Local landlords joined the fight against homelessness this week by pledging to make an additional 47 Kern County rental housing units available to people deemed to be in dire need of somewhere to stay.

Nearly attaining a goal of 50 units announced at an industry meeting Tuesday in Bakersfield, the commitment expands participation in the county’s homeless voucher program, in which Kern’s housing authority subsidizes rents on a sliding scale. The county's contribution is capped at $715 per unit per month.

There are still hundreds of county residents on a list waiting to receive government assistance finding and renting a home. But people involved said the 47 units pledged at the California Landlord's Summit on Homelessness Tuesday in Bakersfield will make a big difference for people found to be in greatest need.

"Forty-seven is a huge number," said Jessica Janssen, homelessness projects manager for United Way of Kern County, which is the lead agency in the 30-member Kern County Homeless Collaborative. "Every unit committed is a life potentially saved."
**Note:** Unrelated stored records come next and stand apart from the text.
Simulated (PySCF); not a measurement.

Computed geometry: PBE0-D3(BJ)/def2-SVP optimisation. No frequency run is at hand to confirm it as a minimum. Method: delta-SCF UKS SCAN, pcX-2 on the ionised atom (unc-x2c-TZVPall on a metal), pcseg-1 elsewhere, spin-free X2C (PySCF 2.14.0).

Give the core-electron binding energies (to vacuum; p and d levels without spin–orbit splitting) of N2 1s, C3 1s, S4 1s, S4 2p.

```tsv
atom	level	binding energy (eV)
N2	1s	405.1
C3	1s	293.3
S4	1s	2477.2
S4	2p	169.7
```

Added Ian Sharples, spokesman for the trade group Income Property Association of Kern, "It’s a very good first step. We were aiming for 50 units, we got 47."

The voucher program is one of three primary ways the county's Housing Authority engages with landlords to encourage them to rent to people with nowhere else to go.

With grant money from the U.S. Department of Housing and Urban Development, the Housing Authority subsidizes people's rent according to their ability to pay. While some beneficiaries' housing is paid in full, others who can afford it are required to pay about 30 percent of their total income toward rent, leaving the county to cover the rest.

The county agency was unable Thursday to estimate how many housing units are currently subsidized through the program or how much money has been devoted to it in the current year and years past. The number of people still waiting for help through the program was also unavailable, though officials said 70 residents have been screened and are considered to be in the most urgent need.

Another way the Housing Authority works with landlords is by contracting case-management services from outside organizations that counsel and prepare homeless residents to move into rental housing. The agency was unable to say how many people the program currently serves or how many are awaiting such assistance.

A third tool the agency employs to help people without housing is a form of insurance paid to landlords whose previously homeless tenants end up damaging rental units. The Housing Authority pays up to $750 to cover damages exceeding a unit's rental deposit. Come Jan. 1, the cap will rise to $2,500, thanks to a one-time infusion of state money.

Despite these programs, some landlords still hesitate to rent to people who are homeless, said the executive director of Kern's Housing Authority, Stephen Pelz.

He said their reticence is sometimes based on misconceptions that the would-be renters commit crime at a high rate. But in fact, people who are homeless are more likely to be victims of crime than perpetrators, he said.

Pelz asks landlords to keep an open mind.

"If you rent to a police officer and he skipped out on you and didn't pay last month's rent," he asked, "does that mean you're never going to rent to a police officer again?"